The USB charging stations in airports often appear to be a welcome oasis in a desert, but you might want to think twice about using them. As it turns out, they aren’t exactly safe. Cybercriminals can easily modify these devices to install malware on your phone, or transmit other unwanted data. You run a similar risk by using any old USB stick that has been left unattended for a long time, or random accessories seemingly “forgotten” by other travelers.
According to the 2019 IBM X-Force Threat Intelligence Index, the transportation industry has become one of the main targets for cybercriminals, and the second-most attacked industry in the world. The index shows that since January 2018, a whopping 566 million records from the travel or transport industry have been leaked or compromised.
Caleb Barlow, vice president of X-Force Threat Intelligence at IBM Security, said, “Plugging into a public USB port is kind of like finding a toothbrush on the side of the road and deciding to stick it in your mouth. You have no idea where that thing has been. And remember that that USB port can pass data.”

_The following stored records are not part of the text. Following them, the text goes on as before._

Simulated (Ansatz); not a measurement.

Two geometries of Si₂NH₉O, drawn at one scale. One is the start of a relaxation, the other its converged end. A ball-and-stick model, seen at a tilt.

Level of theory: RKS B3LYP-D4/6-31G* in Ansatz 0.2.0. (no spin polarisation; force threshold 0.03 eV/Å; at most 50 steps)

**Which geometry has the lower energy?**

Barlow explained that for cybercriminals, manipulating the charging cord system is rather easy. They don’t have to take apart the whole charging station, but can simply leave their charging cord behind. “Now,” he said, “if you see an Apple charging cord, you’re likely to grab it or just plug into it. But inside this cord is an extra chip that deploys the malware, so it charges your phone but now [the cybercriminal] owns your computer.”
Instead of using charging stations, he recommended bringing your own charger to the airport, or investing in a $10 Juice-Jack Defender, which attaches to the charging cord and prevents any data transmission.